Optimizing ID generation in a particular format

I am looking to generate IDs in a particular format. The format is this:

X | {N, S, E, W} | {A-Z} | {YY} | {0-9} {0-9} {0-9} {0-9} {0-9}

The part with "X" is a fixed character, the second part can be any of the 4 values N, S, E, W (North, South, East, West zones) based on the signup form data, the third part is an alphabet from the set {A-Z} and it is not related to the input data in anyway (can be randomly assigned), YY are the last 2 digits of the current year and the last part is a 5 digit number from 00000 to 99999.

I am planning to construct this ID by generating all 5 parts and concatenating the results into a final string. The steps for generating each part:

  1. This is fixed as "X"
  2. This part will be one of "N", "S", "E", "W" based on the input data
  3. Generate a random alphabet from {A-Z}
  4. Last 2 digits of current year
  5. Generate 5 random digits

This format gives me 26 x 10^5 = 26, 00, 000 unique IDs each year for a particular zone, which is enough for my use case.

For handling collisions, I plan to query the database and generate a new ID if the ID already exists in the DB. This will continue until I generate an ID which doesnt exist in the DB.

Is this strategy good or should I use something else? When the DB has a lot of entries of a particular zone in a particular year, what would be the approximate probability of collision or expected number of DB calls?

Should I instead use, sequential IDs like this:

  1. Start from "A" in part 3 and "00000" in part 5
  2. Increment part 3 to "B", when "99999" has been used in part 5

If I do use this strategy, is there a way I can implement this without looking into the DB to first find the last inserted ID?

Or some other way to generate the IDs in this format. My main concern is that the process should be fast (not too many DB calls)

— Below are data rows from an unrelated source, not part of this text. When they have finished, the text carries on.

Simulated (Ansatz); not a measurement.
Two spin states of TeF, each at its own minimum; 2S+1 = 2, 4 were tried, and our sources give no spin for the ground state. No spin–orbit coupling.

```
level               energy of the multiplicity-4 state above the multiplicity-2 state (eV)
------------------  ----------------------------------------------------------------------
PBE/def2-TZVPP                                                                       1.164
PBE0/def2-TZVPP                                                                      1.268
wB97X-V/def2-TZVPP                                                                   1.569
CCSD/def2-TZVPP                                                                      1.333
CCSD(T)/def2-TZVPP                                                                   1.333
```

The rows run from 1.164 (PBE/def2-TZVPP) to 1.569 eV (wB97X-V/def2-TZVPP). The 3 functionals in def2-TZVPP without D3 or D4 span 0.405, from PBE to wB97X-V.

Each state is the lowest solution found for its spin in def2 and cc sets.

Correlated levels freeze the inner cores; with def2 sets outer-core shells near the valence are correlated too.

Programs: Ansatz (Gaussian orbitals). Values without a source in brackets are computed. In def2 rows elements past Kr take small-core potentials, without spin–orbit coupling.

If there's no way around DB calls, should I use a cache like Redis for making this a little faster? How exactly will this work?

Upvotes: 0

Views: 45

Answers (1)

Phenomenal One
Phenomenal One

Reputation: 2587

For handling collisions, I plan to query the database and generate a new ID if the ID already exists in the DB. This will continue until I generate an ID which doesnt exist in the DB.

What if you make 10 such DB calls because of this. The problem with randomness is that collisions will occur even though the probability is low. In a production system with high load, doing a check with random data is dangerous.

This format gives me 26 x 10^5 = 26, 00, 000 unique IDs each year for a particular zone, which is enough for my use case.

Your range is small, no doubt. But you need to see tahat the probability of collision will be 1 / 26 * 10^5 which is not that great!.

So, if the hash size is not a concern, read about UUID, Twitter snowflake etc.

If there's no way around DB calls, should I use a cache like Redis for making this a little faster? How exactly will this work?

Using a cache is a good idea. Again, the problem here is the persistence. If you are looking for consistency, then Redis uses LRU and keys would get lost in time.

Here's how I would solve this issue:

So, I would first write write a mapper range for characters. Ex: N goes from A to F, S from G to M etc.

This ensures that there is some consistency among the zones.

After this, we can do the randomized approach itself but with indexing.

So, suppose let's say there is a chance for collision. We can significantly reduce this value.

Make the unique hash in your table as indexable.

This means that your search is much faster.

When you want to insert, generate 2 random hashes and do a single IN query - something like "select hash from table where hash in (hash1,hash2)". If this does not work, next time, you need to generate 4 random hashes and do the same query. If it works , use the hash. Keep increasing the exponential value to avoid collisions.

Again this is speculative, better approcahes may be there.